Indemnities


Many commercial agreements contain indemnities but do you understand the implications of giving an indemnity and do you know how you might limit your liability if you have to give one?

An indemnity is a promise given by one person to meet the potential future loss of another person. The principle of an indemnity is to try as far as possible to place the indemnified person in the same position after a loss as they were in before. Insurance is a kind of indemnity where the insurer is indemnifying the person who has the benefit of the policy – but you can be fairly sure that your insurer has limited its liability in the small print of your policy!

In a 2014 High Court case the judge reviewed the legal principles that apply when one person seeks to claim from another under an indemnity. In that case the claimant (a tenant) had not yet itself paid out under its own legal liability (to pay rent to its landlord) and the defendant (a business the tenant had allowed to occupy the property in return for paying the rent to the landlord but who had not done so) argued in court that the claimant could not recover under the indemnity as the claimant had not paid the rent itself and so was not out of pocket at the date of the court hearing.

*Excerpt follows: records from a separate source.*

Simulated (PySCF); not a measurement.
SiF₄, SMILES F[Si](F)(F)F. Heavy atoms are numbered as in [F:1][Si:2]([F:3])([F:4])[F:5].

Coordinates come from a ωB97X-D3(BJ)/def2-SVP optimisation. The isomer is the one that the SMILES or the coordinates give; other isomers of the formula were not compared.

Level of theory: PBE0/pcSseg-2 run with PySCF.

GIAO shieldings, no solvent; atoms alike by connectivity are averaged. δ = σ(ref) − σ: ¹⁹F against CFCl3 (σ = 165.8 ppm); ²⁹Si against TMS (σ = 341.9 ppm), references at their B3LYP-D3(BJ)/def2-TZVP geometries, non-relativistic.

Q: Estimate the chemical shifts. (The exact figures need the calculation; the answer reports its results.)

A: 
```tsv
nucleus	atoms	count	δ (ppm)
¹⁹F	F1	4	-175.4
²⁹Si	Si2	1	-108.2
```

The judge reviewed the existing law and concluded that since 1875 there has been no doubt that a party can enforce an indemnity before it has paid out a penny under the liability covered. The judge pointed out that he had various powers including the power to order payment (a) to the indemnified person (b) to that person’s creditor (the landlord in that case) or (c) to a fund (to be used later if needed). The judge went for option (a) and ordered the defendant to pay the rent to the claimant. (I don’t have the full case report but my guess is that the landlord would not accept rent from the defendant and so option (b) was not available).

Indemnities appear in many commercial agreements. In industry standard documents, such as banking and insurance documents, it will not generally be possible to negotiate a modification of the terms of an indemnity but in a sale and purchase agreement, for example, it is open to the parties to negotiate:

– who will be paid,
– how much,
– when and
– whether the indemnified party must have paid out first before the indemnity kicks in.